People being robbed with "perfume"?

My wife received an email I will paste after my message. It concerns people selling “perfume” in parking lots that is in fact ether or some chemical that causes unconsiousness. After sampling the “perfume”, the victim is then robbed or worse.

My first thoughts were that this is an urban legend, but my wife swears that a sketchy-seeming person tried to sell her some “perfume” in a parking lot when she was a college student, and this person quickly backed off when her then-boyfriend approached them.
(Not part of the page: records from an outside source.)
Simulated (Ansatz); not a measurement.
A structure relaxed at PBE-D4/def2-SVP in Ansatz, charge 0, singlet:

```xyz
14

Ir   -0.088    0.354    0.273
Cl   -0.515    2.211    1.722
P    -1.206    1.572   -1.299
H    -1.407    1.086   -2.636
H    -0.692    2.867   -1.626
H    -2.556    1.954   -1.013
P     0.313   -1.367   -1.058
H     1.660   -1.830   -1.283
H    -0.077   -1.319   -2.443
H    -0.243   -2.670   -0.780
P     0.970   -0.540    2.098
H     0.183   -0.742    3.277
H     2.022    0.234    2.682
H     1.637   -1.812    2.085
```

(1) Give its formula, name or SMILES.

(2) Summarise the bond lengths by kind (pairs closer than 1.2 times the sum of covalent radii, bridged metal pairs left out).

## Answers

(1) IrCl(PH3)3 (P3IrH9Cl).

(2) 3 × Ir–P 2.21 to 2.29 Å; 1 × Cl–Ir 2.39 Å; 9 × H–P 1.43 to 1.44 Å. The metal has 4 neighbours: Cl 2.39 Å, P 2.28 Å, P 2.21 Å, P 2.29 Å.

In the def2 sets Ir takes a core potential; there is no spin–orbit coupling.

Any truth to this? Here is the email:

>
>It was about 3 weeks ago, I was at the shell in Auburn getting gas.
>It was about 11:30 p.m. I was approached by 2 men and 2 women in
>a car.
>The man that was driving asked me “What kind of perfume do you
>wear?”.
>I was a bit confused and I asked him “Why?” He said “We are selling
>some name brand perfume, at cheap prices.” I said I had no money. He then
reached out of the car and handed me a paper that was laminated, it had many
perfumes on it. I looked quickly at it and gave it back. I said, I have no
money.
>He then said it is OK, we take check, cash, or credit cards. Then
>the people in the car began to laugh. I just got in my car and said no
thanks.
>Then I received this e-mail yesterday, and it sent chills up my spine.
>
>Please read this. It is not a joke.
>Wendy McGee
>
>Here is the e-mail that I was sent:
>
>Dear Friends:
>I know not all of you are women that I am sending this to, but I
>am hoping you will share this with your wives, daughters, mothers,
>sisters, etc. Our world seems to be getting crazier by the day.
>Pipe bombs in mailboxes and sickos in parking lots with perfume.
>Be careful!
>
>I was approached yesterday afternoon around 3:30 pm in the
>Walmart parking lot at University Drive (Des Moines), by two males,
>asking what kind of perfume I was wearing.
>
>Then they asked if I’d like to sample some fabulous scent
>they were willing to sell me at a very reasonable rate. I probably
>would have agreed had I not received an email some weeks ago, warning of
a “Wanna smell this neat perfume?” scam.
>
>The men continued to stand between parked cars, I guess to wait
>for someone else to hit on. I stopped a lady going towards them,
>pointed at them, and told her about how I was sent a e-mail at work about
someone walking up to you at the malls or in parking lots, and asking you to
SNIFF PERFUME that they are selling at a cheap price.
>
>THIS IS NOT PERFUME!
>
>IT IS ETHER!
>
>When you sniff it, you’ll pass out. And they’ll take your wallet,
>your valuables, and heaven knows what else.
>
>If it were not for this e-mail, I probably would have sniffed the
>“perfume.” But thanks to the generosity of an emailing friend, I
>was spared whatever might have happened to me. I wanted to do the
>same for you.
>
>PLEASE PASS THIS ALONG TO ALL YOUR WOMEN FRIENDS, AND PLEASE BE ALERT, AND
AWARE!!
>
>IF YOU ARE A MAN AND RECEIVE THIS PASS IT ON TO YOUR WOMEN FRIENDS!
>
>Ladies this happened to me yesterday and I didn’t smell the
>perfume either, thanks to this email!
>
>This is true! Believe me, I know! I was over by Big Lots in the
>parking lot at lunch time when I was approached. So either day or
>night, it does not matter.
>
>There were 3 guys together when I was approached. I called the
>police when I got back to my desk. Like the email says above, LET
>EVERYONE KNOW ABOUT THIS. YOUR FRIENDS, FAMILY, COWORKERS, who ever. It
helped me.
>
>The first thing that popped in my head was this email warning

False according to Snopes.

I would think it would take more than just a sniff of ether for you to pass out.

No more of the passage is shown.